The Ramblings of Joy Laking

Nova Scotia Artist, Joy Laking, posts ramblings while she's travelling and painting in South America.

Sunday, July 19, 2020

Just 19, 2020 techniques for last three paintings

Since I graduated from University in 1972 with a Fine Art Major, I have been teaching myself watercolour.  Because I didn’t have any watercolour teachers or books, I developed my own style. Instead of the usually watercolour approach of light washes working towards the darks, I started with the darks. I found that with one layer of dark over the white paper, the darks were more intense and luminous.  Also by working towards the whites, there was the maximum range of contrast because often the highlights of the painting were just the white paper.  My compositions were always well planned with small sketches proceeding the paintings. The paintings themselves were started with a pencil drawing. The paint handling was tidy and direct.

Recently I finished a watercolour of flowers that I didn’t preplan. I started in the middle and just gradually added flowers.  This was both exhilarating and worrisome because I was making composition decisions all the way through the painting.  I wasn’t sure I could pull it all together. The paint handing though was my usual dark to light with a very controlled approach. 

 When I finished this, I started a small oil painting out by our pond.  I pushed and pulled and eventually the painting came together together.

 Now I have used this oil painting approach in my current watercolour.  Instead of preplanning the composition, I just started painting.  In this case, I started with the two lilies in the foreground.  Because I started with the lights and no drawing and not being sure of what the background would eventually be, some of the petals were muted and dull.   Instead of using my scrubber to go backward, this time I am using white Pepeo gouache, some times alone and sometimes mixed with watercolour or Winsor and Newton gouache.   There is much charm and stress by doing a painting this way.  I am engaged artistically and also worried all the way through.  Here are the results.

Saturday, February 29, 2020

I started this painting last week as a demonstration for a few artist friends.  It would have been better if I had had a bit more of a drawing before starting but I pulled it together with my scrubber and scratcher.

February 29, 2020

Cala lily, Orange and Pear is a bit of a departure for me.  Done on hot pressed paper it is very simplistic in design.  I am very happy with it.

Wednesday, February 26, 2020

February 26, 2020

Herman the Seagull

My grandfather and I had a friend, Herman the Seagull. Everywhere we went Herman would be waiting for us.  I am the old lady now, my grandfather long gone, but Herman still waits for me in almost every season and every country.

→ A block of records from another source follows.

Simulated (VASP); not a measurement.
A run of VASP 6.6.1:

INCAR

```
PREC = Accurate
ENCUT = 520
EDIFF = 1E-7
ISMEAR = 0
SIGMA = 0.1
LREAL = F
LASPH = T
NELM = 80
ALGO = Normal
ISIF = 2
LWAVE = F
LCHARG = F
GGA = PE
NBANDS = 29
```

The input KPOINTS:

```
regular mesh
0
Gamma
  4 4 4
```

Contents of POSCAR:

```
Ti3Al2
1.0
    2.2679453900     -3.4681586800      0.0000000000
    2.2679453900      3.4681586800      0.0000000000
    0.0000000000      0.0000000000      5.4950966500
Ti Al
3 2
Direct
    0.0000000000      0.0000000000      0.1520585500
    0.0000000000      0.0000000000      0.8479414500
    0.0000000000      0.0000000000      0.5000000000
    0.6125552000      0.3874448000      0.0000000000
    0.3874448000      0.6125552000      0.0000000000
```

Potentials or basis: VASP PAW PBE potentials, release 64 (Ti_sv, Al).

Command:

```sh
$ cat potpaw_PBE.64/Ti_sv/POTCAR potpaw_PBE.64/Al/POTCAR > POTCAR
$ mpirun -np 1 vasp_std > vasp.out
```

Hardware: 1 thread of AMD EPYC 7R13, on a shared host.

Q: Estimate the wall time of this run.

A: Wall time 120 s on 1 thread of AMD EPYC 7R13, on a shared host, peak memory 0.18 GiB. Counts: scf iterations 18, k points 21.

Herman and his seagulls friends flap and swoop overhead.  Their raucous voices call back and forth. When they catch an updraft, they lock their wings and glide, riding the wind, at one with the sky.

He and his friends fish in shallow waters and rest atop roofs and chimneys.  They cock their big white heads and stare with unblinking eyes.

It is when I scatter chips, crumbs and crackers just like my grandfather taught me to do, that they congregate in front of me.  They edge closer and closer to me, their hooked yellow bills almost smiling as they grab my tasty treats.

Sunday, February 23, 2020

February 23, 2020

Word picture February 23, 2020

All night, we lay comfortable and warm,
Between clean sheets,  under a fluffy duvet.
Both doors are wide open to the Atlantic.
The cold night air rushes in,
Bathing us in the soothing,relentless, 
Pulsing, swish and thunder of the sea.
With the morning sky,
Comes a blush of rose along the horizon.
The cliff, still in deep mauve shadow, 
Is home to the flocks of swallows
That race across the sky.
My foreground is crisscrossed with
Power lines and weathered tile roofs.
Just for a second, I lock eyes with a lone sparrow
Sitting right in front of me.
Dozens of seagulls slowly flap overhead.
A high one flashes pink as it catches the morning light.
The lines of waves in the dark cerelean sea continue to roll in.
Now in addition to hearing them,
I watch as they explode in glory, fury, froth and mist.
Flashes of early morning light race along the top.
And then the wave is spent,
Rejoining our world as just droplets of water.

February 20, 2020

he Spice Cottage of Burgau, Portugal.
I am honoured to be allowed in the kitchen to watch. Three chefs, with small round white hats, flashing white smiles and dark lively eyes perform together to create amazing delicious Indian food in this sparkling clean kitchen, where everything and everyone has a place.
One chef flattens a dough ball, adds two triangles of Swiss cheese and then seals the cheese inside flattening it until the cheese is an even inside layer. Gee is rubbed on the top followed by a big layer of freshly crushed garlic and a layer of fresh coriander.  A showman slap sticks the garlic and coriander to the naan surface. Draped over a round cloth shape, the naan is lifted onto a wall of the hot brick tandori oven. A large round lid covers the oven.  In a few minutes the naan is puffed up and cooked. It is removed from the oven with two long metal pokers.  A bit of gee shines the surface and it is cut into four and then our starter is served in a basket with yogurt mint sauce and a sweet orange sauce.  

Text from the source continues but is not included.